Flexing Iron Triangles

Any Project Manager will be able to quote to you the three vertices of the famous “iron triangle” of project management: Scope, Resources, and Schedule. Every project is a combination of these three elements:

• Scope: What we’re going to do
• Resources: How much money we have to spend to get it done
• Schedule: How much time we have to get it done

I’ve had managers who jokingly said that they want everything yesterday for free. Usually when a manager says this, or a variation of this, they are usually really asking me for options on scope, on resources, or about the schedule. Sometimes these are variable and sometimes they’re not. I need to ask the manager precision questions around the business need for the deliverable to get the right answers and move the levers of the triangle appropriately. What features do you really need? Who is the customer? What is the venue? Who is the presenter? When is the presentation? How many will be present? Sometimes you can narrow the use cases down to a scope that can be accomplished in a given timeframe in this way. When managers become intransigent around these questions, that’s usually a sign you have a bad manager, or you aren’t asking the questions very well.

The idea is that you can often fix any two of the vertexes. For example, if you have a fixed set of resources and fixed cost, your schedule is going to vary; or, you can reduce the number of features in a product to get it done in a given timeframe. A key takeaway of the iron triangle is that you cannot fix all three sides. Such a system becomes over-constrained.

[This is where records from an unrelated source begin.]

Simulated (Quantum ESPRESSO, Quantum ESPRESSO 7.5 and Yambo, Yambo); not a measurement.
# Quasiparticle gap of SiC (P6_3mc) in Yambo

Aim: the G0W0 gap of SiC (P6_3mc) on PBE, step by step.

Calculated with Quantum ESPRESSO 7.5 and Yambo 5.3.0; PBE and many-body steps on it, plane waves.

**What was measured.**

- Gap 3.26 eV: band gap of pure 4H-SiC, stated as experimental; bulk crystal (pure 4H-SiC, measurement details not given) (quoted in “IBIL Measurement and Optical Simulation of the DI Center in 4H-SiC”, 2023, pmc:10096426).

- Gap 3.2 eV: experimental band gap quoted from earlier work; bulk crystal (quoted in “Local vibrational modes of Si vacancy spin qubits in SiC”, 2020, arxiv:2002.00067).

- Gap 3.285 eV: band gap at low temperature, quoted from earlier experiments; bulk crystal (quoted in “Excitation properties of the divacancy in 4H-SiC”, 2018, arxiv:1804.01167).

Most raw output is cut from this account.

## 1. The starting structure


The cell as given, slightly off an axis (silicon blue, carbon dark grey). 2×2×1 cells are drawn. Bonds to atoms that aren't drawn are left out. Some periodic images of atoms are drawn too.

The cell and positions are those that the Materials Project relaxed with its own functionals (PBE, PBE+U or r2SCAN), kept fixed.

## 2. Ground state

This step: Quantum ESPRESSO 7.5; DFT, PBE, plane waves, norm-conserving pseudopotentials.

In software development organizations, over-constraining the iron triangle is very common. Something, however, must give. When a software development effort is over constrained, the usual result is:
• High bug rates
• Low morale
• Late schedules
• Cut features
• Failure to adopt new technologies
• Low productivity

What gives is obvious: quality. We have metrics already within our own organization to prove this. We have high inspection yields and high bug densities in our software, which indicates if we spent a little extra time checking our work, our quality would dramatically improve. We can correct this by injecting quality processes as standard operating procedures and setting expectations that this will be the way we will work from this point forward. We will be doing inspections. We will be writing unit tests. We will be doing peer reviews. Code will not be checked in until it passes all of the StyleCop and FXcop rules we put in place. Etc., etc. Software development will appear to slow down, but quality will go up. This is about setting expectations and pushing quality upstream. When doing your estimates, remember wide-band delphi estimation is about uncovering assumptions: did you include testing in your assumptions? Stress testing? Performance testing? Inspections? These are things software engineers do. Coders don't.